There is nothing funny about the terrorist attacks of September 11, 2001. There is nothing humorous about an attack on a Colorado movie theater or a campus shooting at Virginia tech or the bombing of the Oklahoma City federal building. At this point you may be asking why a humor column would begin with such grave events. Allow me to explain.

If today I asked you where you were on September 11, 2001, when you learned of the attacks on the World Trade Center, you would likely recount the details of being at work or school or perhaps getting your teeth cleaned at the dentist’s office. However, there is a generation not too far behind our own that does not know the events of that day, just as we have no memory of the events of November 22, 1963, and many if not all of our parents have no memory of December 7, 1941. Such is the natural course of life, and so it seems that as time passes, tragic dates such as these become more distant both in reality and in our minds.

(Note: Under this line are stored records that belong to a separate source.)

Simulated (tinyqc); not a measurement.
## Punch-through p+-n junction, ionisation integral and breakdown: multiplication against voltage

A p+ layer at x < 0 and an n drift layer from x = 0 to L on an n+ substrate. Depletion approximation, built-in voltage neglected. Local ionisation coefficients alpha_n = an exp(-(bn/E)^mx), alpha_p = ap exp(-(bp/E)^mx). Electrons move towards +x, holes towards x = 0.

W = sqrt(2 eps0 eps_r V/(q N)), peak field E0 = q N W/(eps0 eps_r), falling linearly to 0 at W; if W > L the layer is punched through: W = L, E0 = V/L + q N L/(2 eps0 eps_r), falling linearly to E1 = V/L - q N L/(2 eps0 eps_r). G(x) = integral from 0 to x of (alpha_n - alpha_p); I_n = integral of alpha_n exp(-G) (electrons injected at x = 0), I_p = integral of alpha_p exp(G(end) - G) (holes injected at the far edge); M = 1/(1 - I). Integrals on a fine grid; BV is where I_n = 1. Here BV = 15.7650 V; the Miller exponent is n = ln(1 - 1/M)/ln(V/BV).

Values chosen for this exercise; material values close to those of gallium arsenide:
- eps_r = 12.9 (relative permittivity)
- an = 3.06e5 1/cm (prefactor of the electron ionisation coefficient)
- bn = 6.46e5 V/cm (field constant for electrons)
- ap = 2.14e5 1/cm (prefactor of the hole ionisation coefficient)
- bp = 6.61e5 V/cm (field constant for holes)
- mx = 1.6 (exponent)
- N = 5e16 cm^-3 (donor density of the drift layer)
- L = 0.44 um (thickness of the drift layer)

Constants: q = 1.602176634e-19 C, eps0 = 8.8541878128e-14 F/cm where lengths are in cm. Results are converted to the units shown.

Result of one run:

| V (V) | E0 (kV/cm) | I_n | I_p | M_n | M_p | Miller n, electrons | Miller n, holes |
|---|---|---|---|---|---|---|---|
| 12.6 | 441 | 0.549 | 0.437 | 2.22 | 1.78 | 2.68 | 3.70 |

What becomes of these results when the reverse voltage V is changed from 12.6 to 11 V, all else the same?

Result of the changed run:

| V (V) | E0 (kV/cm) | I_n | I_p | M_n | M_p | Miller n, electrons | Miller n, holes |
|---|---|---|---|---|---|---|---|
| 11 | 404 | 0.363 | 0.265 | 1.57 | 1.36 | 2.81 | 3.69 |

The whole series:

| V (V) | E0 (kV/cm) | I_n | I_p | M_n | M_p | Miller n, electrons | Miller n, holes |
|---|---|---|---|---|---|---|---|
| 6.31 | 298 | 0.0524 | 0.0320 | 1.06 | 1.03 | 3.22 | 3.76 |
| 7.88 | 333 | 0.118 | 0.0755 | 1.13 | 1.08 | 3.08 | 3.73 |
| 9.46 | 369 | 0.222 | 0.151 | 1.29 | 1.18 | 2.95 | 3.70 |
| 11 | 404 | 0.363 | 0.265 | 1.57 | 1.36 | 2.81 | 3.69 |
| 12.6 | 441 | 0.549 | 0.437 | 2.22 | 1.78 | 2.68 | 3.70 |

Before you lambast me for this comment, think about the following scene. While walking around campus on this day September 11, 2012, the anniversary day attacks do not seem to weigh quite as heavily on the minds of us the students even as much as they did last year, when we celebrated an all school Mass on library quad. Today there simply is not the same somber mood as in previous years. My initial thought was how terrible that people do not seem visibly affected, and then my mindset changed almost immediately. As I was reading President Bush’s September 20, 2001 address to the American people before one of my classes, I realized that these people –students, employees, classmates — were returning to that “normal” to which President Bush referred. This day, and the days to come after it, continue to be our nation’s return to normal.

As this anniversary day continued, people still went to work, clubs still held their meetings, and people even still had fun and laughed. While I was talking with a friend, one of her professors walked by and said “What a beautiful day it is.” How right he was. September 11, 2012 was a beautiful day in South Bend, Indiana. But it is still hard to completely assent to the idea that people were enjoying the day – this day – September 11. A somber anniversary was turned into a day for celebrating the lives we have and living them with the freedom given us. Many are still mourning, and we as an American people will always feel the weight of the attacks of September 11, 2001.

There will be moments, though, when the grieving subsides and the weight becomes lighter. For most of us, I suspect that the most difficult moments and memories we experience occur on the anniversary day itself. For those who were more closely connected, I suspect the subsiding moments are not so many.  We are one nation, and I believe that the sign of our resolve, especially as we remember those tragic events over one decade later, can be found in our ability to enjoy the September 11ths we have ahead of us: to have fun, to laugh, to really live, to remember – always.  It will still be okay to cry, to mourn, to be angry, to feel pain, but soon it will also be okay to be genuinely happy on September 11.

“None of us will ever forget this day. Yet, we go forward to defend freedom and all that is good and just in our world.” – President George W. Bush, September 11, 2001.